I just got home from doing errands, and I’m ready to pull the rest of my rapidly thinning hair out. The traffic situation in Chapel Hill isn’t nearly as bad as “up nawth,” or in places like Charlotte or Atlanta. And, doing errands in Chapel Hill still beats doing errands anywhere else all to hell. But, while I’ve been here for 13 years now and consider myself truly full of Southern fried and pride, the time has come to address Southern drivers. What are they thinking!!??

I’m not just referring to the snow and ice (even hard rain) panic in the streets for which Southerners are infamous. The first hint of snow or ice induces an insatiable need for vats of extra bread and milk that is clearly out of their control. Apparently they have no choice but to react by leaping into their cars and heading for the closest bridge, where they slam on their brakes and sail sideways right into the sign that says “Bridge Ices Before Road.” Born and raised in Ohio, I’m a veteran snow driver, and when it snows around here I love to get some nachos and a Diet Coke, park up in the Carrboro Plaza parking lot, and watch Southern drivers maneuver. With all due respect, it’s the best laugh I get all winter, except when I see my paycheck.

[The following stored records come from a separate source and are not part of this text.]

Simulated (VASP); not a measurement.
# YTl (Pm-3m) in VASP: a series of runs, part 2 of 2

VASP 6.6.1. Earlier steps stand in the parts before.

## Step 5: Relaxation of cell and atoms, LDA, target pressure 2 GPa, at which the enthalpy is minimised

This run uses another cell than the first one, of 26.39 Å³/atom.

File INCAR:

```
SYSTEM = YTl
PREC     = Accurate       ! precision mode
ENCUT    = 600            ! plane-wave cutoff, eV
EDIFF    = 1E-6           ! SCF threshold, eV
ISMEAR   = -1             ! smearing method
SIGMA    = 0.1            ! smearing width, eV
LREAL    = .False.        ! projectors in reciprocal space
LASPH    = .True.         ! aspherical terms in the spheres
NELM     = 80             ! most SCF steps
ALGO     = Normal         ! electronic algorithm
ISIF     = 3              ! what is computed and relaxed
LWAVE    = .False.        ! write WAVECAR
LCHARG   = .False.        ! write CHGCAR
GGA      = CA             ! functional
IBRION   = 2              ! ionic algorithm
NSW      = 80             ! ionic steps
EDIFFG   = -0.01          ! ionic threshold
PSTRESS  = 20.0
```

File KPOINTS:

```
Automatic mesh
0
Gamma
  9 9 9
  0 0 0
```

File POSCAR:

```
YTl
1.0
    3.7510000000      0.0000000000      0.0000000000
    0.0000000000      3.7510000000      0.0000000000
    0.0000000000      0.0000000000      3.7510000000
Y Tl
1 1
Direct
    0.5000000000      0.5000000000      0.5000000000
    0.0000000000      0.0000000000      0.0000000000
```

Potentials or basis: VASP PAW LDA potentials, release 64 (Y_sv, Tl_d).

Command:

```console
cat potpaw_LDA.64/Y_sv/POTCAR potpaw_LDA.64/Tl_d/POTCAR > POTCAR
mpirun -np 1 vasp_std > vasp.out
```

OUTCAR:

But what has me steaming today, and most days, is the typical absolute cluelessness with which y’all head “down the road a piece.” I know everything moves slower in the South, and that’s fine. I know we’re all better off if we stop and smell the roses. It’s just that I prefer not to do that while driving! Let me just say, if you don’t know where you’re going or don’t give a damn what month you get there, could you please get out of the left lane? I mean, don’t we have the same driving manual here as they do up north? Doesn’t it say somewhere to drive in the right lane, and pass in the left lane? Doesn’t it say to signal when you’re turning, but not to drive around the rest of the day with your signal on? Doesn’t it tell you not to speed up and move toward the center when someone is passing you, or that it’s dangerous–and illegal–to go 37 mph on the interstate? Just asking!

Of course, Yankees aren’t perfect drivers, either. They can be as selfish, aggressive and obtuse behind the wheel as they are in other areas of life, which is part of the reason I renounced my Yankeehood years ago. But my driving has become dangerously reactive down here. I’m occasionally so grateful to finally be out from behind a Southern driver that I become Vicki Petty at totally inappropriate moments, on totally inappropriate roads, and I’ve got the tickets to prove it. Obviously, I just need to give up and join y’all. In fact, I hear there are severe thunderstorm warnings this afternoon, and I actually feel a sudden, urgent need for huge quantities of bread and milk. If I get out of here now, I can make it to the nearest bridge in five minutes!